Ticket #13161 (closed defect: fixed)
Fix unicode issue in axes labels
| Reported by: | kcrisman | Owned by: | jason, was |
|---|---|---|---|
| Priority: | major | Milestone: | sage-5.3 |
| Component: | graphics | Keywords: | |
| Cc: | ddrake, shahuwang | Work issues: | |
| Report Upstream: | N/A | Reviewers: | Sébastien Labbé |
| Authors: | Dan Drake, 王瑞期 | Merged in: | sage-5.3.rc0 |
| Dependencies: | Stopgaps: |
Description (last modified by slabbe) (diff)
See this ask.sagemath.org post. The proposed fix there is to replace this line by
-self.__axes_labels = (str(l[0]), str(l[1])) +self.__axes_labels = (l[0], l[1])
Considering that l is already supposed to be a tuple or list of two strings, this seems pretty plausible.
Apply trac_13161.patch and trac_13161-review-sl.patch
Attachments
Change History
comment:2 follow-up: ↓ 3 Changed 11 months ago by kcrisman
- Cc ddrake added
There is an update at the ask.sagemath.org post. Apparently it's actually a fair amount of work to get matplotlib to do certain unicode fonts properly... that doesn't mean this isn't a bug.

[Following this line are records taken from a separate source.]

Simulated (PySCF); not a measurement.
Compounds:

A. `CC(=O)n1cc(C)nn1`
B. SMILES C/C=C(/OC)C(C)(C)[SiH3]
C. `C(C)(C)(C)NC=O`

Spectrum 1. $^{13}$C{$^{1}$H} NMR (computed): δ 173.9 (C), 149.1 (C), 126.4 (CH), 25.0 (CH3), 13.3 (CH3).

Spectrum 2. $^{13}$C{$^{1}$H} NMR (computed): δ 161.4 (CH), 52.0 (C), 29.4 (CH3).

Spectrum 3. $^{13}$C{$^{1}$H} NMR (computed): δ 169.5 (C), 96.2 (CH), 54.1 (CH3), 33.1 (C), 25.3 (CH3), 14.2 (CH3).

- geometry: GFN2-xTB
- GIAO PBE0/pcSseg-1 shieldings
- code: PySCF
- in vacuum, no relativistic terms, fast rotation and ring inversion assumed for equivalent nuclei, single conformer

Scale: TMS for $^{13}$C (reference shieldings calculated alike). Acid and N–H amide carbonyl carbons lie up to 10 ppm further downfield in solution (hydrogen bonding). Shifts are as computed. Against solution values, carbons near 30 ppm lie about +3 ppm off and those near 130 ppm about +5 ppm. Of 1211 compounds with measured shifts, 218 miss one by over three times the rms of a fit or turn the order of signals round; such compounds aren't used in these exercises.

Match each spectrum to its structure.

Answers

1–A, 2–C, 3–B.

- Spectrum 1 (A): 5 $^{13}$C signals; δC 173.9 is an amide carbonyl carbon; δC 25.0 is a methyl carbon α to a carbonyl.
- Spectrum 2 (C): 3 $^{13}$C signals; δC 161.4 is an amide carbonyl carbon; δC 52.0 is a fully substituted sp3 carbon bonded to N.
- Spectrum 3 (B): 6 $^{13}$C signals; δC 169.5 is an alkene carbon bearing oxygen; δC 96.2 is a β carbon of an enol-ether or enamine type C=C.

I'm wondering what the Sage-mobile people at Sunkyunkwan U. in Korea do for this, if they do anything? Dan, do you know?
comment:3 in reply to: ↑ 2 ; follow-up: ↓ 5 Changed 11 months ago by ddrake
Replying to kcrisman:
I'm wondering what the Sage-mobile people at Sunkyunkwan U. in Korea do for this, if they do anything? Dan, do you know?
In my experience, Korean developers are ignorant of encoding issues; it seems like they test it on their computer, and if it works, they ship it. This works fine when all your users are using the same version of Windows XP as you, but I still get lots of emails and see webpages in euc-kr or other encodings that don't declare their encoding and hence don't work when things default to utf-8.
So, short answer: my guess is they don't do anything. But I'll ask them.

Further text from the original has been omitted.